Savannah Gray

Major: Political Economy

Minor: Data Science

Savannah (UC Berkeley, Class of 2020) served in key roles on the student teams that have helped build the Division from the ground up, including her role as a communications team lead. As a political economy major with data science leanings, she was thrilled to learn about the approval of the data science minor and hopes to declare as soon as it becomes available.

Savannah talks about the appeal of the minor for non-STEM students.

Question: Why are you interested in the minor?

Answer: I'm a political economy major, so I think a lot about economic theory; nothing really that involves coding or statistics. So it's fantastic to have the data science minor so I can still explore my major, yet be able to take technical classes and have that data science background.

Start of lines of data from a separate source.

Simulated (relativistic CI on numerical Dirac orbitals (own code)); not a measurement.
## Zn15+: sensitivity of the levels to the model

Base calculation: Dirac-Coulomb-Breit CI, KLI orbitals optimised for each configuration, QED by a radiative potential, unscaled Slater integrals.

Q: How or where do data science and political economy intersect?

A: One of the fascinating things about the Human Contexts and Ethics of Data Science class I’m taking is that we have readings from people in diverse fields, including the political economy. One of these people was Friedrich Hayek, who was a philosopher and an economist. I've studied his economic theory before, but I've never applied his theories from the early 19th century to modern technology. I was excited that someone that I have studied so in-depth can be tied to current-day data science issues. For example, Hayek’s perspective on ‘the self’ amidst a world inundated with technology is very relevant to today’s conversations on how to differentiate oneself from the ‘algorithmic self.’ People like Hayek have this captivating duality and I'm hoping that by the time I graduate, I'll have that duality too.

Q: How do you see using data science when you graduate?

A: What I find fascinating about data science is that you don't have to be a 'data scientist' to use it in your discipline. I don't want to be a computer programmer when I graduate, but I do want to do something that will use the technical side of my brain and include aspects of data science. That might be something like a being a marketer who does data analytics to check the impact of their initiatives, or being a salesperson who can code their own demos and talk shop with IT.  Even in a non-technical field, this data science education will give me so much more technical literacy and credibility.

Seeing the Division grow so much reminds me that I’m so lucky to work with pioneers who believed in academic data science long before it was a buzzword.

Q: What has it been like being part of the Division of Computing, Data Science, and Society since the early days?

A: I started in the Division two years ago, and it’s been amazing to track my own personal evolution alongside the evolution of the Division. I came into Berkeley having never heard of data science, and I was able to cultivate my knowledge of data science through the work I did in the Division as well as my coursework. It’s one thing to learn from world-class data science faculty, but it’s another thing altogether to work alongside them and see the ‘behind-the-scenes.’ Seeing the Division grow so much reminds me that I’m so lucky to work with pioneers who believed in academic data science long before it was a buzzword, and now the rest of the school—and the world!— are a part of this data science revolution, too.